Art Drysdale, a life-long resident of Toronto and a horticulturist well known all across Canada, is now a resident of Parksville, British Columbia on Vancouver Island, just north of Nanaimo. He has reno-vated an old home and has a new garden there. His radio gardening vignettes are heard in south-western Ontario over radio station Easy 101 FM out of Tillsonburg at 2 PM weekdays.

Art also has his own website at

March 25, 2018

Above, a sketch of I. B. Lucas’s idea for controlling apple maggots; the plastic is bought as tubes about 5-6 cm (2”) in diameter. These are cut into 10 cm (4”) lengths and put around each small apple, and held in place with a single staple at the top. Below, commercial apple growers employ well-trained staff to cut off all the excess young apples (if you look closely you’ll see that the ground beneath the trees is littered with hundreds of cut off young apples). This grower was located in the Elgin Valley in the Western Cape province of South Africa. Author photos.




I.B. Lucas, author of Dwarf Fruit Trees for Home Gardens published in 1946 by A.T. De La Mare Company, New York City, and The Footloose Gardener, self published in the 1970s, died in 1988 at age 91. I knew him well. Mr. Lucas was a lawyer whose father had been attorney general of the Province of Ontario. His son Stuart still lives in the same Markdale, Ontario house of his father.

The following quote is from an article which, with minor editorial changes, appeared in several national publications in Canada and the USA including The New York Times Sunday Edition of May 15, 1966, and was reproduced in the appendix of I.B.'s The Footloose Gardener.

Four years ago, in spite of using insecticides, my Delicious apples were so badly infested with apple maggot that I buried the entire crop. Unless a solution could be found, I knew the trees would have to go. The following spring (1963) I tried an experiment. It succeeded. There was not a blemish on a single apple and no insecticides were used. My new method eliminated at least nine-tenths of the work of spraying, yet the fruit was protected from its worst enemy, the apple maggot fly. In the six succeeding years the apple crop was equally flawless. As a check, I left one apple unprotected; it was riddled with apple maggot.
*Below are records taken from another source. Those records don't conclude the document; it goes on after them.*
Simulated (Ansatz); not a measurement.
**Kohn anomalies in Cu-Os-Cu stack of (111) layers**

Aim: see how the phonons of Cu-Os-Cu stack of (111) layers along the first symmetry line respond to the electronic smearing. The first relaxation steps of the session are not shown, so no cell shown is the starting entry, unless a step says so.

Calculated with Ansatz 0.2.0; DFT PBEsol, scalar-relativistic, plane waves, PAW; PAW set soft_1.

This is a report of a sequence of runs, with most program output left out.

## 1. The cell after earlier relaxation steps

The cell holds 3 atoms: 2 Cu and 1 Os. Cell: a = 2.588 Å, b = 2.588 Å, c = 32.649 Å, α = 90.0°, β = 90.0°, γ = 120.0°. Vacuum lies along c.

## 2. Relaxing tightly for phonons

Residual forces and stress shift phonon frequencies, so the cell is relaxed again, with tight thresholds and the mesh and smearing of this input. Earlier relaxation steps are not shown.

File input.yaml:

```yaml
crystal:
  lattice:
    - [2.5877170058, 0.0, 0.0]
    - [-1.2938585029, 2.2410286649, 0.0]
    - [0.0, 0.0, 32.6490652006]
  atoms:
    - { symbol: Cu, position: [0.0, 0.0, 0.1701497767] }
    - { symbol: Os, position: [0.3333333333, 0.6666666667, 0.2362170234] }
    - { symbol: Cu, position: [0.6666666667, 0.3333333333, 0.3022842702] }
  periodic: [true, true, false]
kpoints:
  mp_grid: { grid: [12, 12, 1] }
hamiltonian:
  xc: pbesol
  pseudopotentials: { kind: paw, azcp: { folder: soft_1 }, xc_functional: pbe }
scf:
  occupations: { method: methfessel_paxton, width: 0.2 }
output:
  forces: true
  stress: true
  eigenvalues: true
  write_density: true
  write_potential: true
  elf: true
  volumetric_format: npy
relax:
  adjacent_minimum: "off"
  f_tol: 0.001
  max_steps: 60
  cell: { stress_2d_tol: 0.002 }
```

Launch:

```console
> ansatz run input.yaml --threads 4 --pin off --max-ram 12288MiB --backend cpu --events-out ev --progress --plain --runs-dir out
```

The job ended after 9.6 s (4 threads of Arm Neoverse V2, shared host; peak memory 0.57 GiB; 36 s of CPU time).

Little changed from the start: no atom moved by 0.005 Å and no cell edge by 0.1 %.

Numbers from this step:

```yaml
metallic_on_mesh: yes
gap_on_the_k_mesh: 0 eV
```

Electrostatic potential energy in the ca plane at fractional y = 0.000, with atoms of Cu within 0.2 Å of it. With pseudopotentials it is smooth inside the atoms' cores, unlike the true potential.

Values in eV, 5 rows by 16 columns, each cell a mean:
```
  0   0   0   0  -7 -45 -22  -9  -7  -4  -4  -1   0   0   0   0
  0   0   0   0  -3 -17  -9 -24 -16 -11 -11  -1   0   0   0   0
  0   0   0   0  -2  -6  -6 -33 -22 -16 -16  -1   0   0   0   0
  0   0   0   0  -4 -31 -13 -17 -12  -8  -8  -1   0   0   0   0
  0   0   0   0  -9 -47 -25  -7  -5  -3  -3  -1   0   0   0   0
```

The new method seems almost embarrassingly simple-but not so simple or obvious that anyone had ever tried it before. Basically, each apple is shielded by plastic, enclosed in a tube of polyethylene from its early stage of growth until harvest. The polyethylene is one mil thick. Each tube is approximately 10 cm (four inches) long and 5 cm (two inches) in diameter. (A thousand tubes cost a few dollars.) When the apple is the size of a walnut, a tube is slipped over it. The top of the tube is stapled around the stem of the apple. This closes it just enough to keep it from slipping off the apple. The bottom opening is left wide open.

In my area, near Toronto, trees bloom the last week in May and the apples are bagged three or four weeks after that date. Schedules would be earlier, of course, in milder climates. As the apple develops, it fills and then expands the tube. Eventually, the polyethylene film forms a cob-web-thin skin over the entire apple except for small but vital "breathing" areas at the top and bottom. This method may sound laborious, but with a little practice the grower should need only about three hours to slip and staple bags around enough walnut-sized apples to fill two to four bushels at harvest time.

Every grower to whom I mentioned this method dismissed it as worthless. What they asked, would prevent the apple maggot fly from attacking the apple through the two open ends of the tube? Having spent a good part of the last 40 years on my hands and knees in the undergrowth, working with my miniature fruit trees, I had become well acquainted with the habits of the apple maggot fly.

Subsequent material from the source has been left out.